Among the support measures in place, students are being granted an extension of their study financing for several months. They can also keep using their public transit pass for longer. But the government doesn’t actually want to allocate any extra money for this. Secondary vocational education and higher education will have to pay the price, according to the Spring Memorandum (link in Dutch). The cutback will climb from 40 million euros in 2024 to a total of 149 million in 2027.

Even higher
But the real amount will actually be even higher, because the Ministry of Education has also allocated 91 million euros of its ‘year-end margin’ as ‘intertemporal coverage’ for these measures. This refers to money the Ministry can shift between different years. Basically, what this all means is that, for the foreseeable future, this money cannot be spent on other things.
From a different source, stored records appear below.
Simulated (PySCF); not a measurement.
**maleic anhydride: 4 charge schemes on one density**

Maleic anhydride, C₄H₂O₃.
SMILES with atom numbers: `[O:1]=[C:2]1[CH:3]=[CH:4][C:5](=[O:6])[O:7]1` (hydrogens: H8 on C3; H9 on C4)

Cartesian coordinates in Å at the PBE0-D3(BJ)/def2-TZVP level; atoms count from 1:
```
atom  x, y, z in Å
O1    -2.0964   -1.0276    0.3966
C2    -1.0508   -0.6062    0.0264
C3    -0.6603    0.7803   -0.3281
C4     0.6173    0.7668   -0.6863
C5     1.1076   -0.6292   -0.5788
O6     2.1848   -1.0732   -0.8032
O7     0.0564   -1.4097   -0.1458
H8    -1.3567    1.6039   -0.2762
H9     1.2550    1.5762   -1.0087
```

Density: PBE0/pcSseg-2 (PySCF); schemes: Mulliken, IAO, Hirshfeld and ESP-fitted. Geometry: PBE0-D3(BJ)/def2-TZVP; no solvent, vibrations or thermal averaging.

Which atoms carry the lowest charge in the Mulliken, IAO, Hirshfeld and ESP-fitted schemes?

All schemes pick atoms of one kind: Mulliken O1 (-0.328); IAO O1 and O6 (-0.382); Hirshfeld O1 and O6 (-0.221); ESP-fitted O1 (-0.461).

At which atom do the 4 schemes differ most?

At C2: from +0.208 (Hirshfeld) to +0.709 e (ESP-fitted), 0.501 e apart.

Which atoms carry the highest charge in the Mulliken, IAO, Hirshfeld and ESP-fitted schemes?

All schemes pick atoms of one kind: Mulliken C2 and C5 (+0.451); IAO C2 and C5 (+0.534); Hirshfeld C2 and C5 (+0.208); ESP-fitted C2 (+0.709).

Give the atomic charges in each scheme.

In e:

Therefore, the support for students accounts for a total of 220 million euros in the Ministry’s budget, unless Parliament does something about it. The new coalition can make different arrangements.

"Fuming"
"I'm fuming", reacted Pieter Duisenberg, Chair of the Association of Dutch Universities (VSNU). "It's a weird state of affairs. The minister should explain herself. You can't just claim that a problem suddenly came up over the weekend that you knew nothing about. The agreement simply didn't have enough information".

Duisenverg adds that Dutch universities already need an additional 1.1 billion euros, citing a recent report openly supported by the Minister of Education, Ingrid van Engelshoven. The VSNU chair then wonders how can she suddenly book a cutback.

National student organisations LSVb and ISO are equally puzzled. "It's incomprehensible that the cabinet is coming up with this now", declared LSVb chair Lyle Muns. "This document is a polite way to bring it up".

To him, there are only two possible explanations: "Either the Ministry of Education was not aware of this, which is an embarassment, or they knew about it and have chosen to keep this information from us".

“They promised to support students in these hard times. We were so happy about that, and now it turns out that they're actually taking money away from the educational institutions, as if students had to choose between their income and the quality of the education they get", complained ISO chair Dahran Çoban, for whom the extension of the public transport pass and the study financing no longer can be labeled as support.

Çoban concluded: "Do you see this happening in other sectors? Do you see the Minister of Employment giving financial support to companies and then cutting back the benefits for the unemployed?"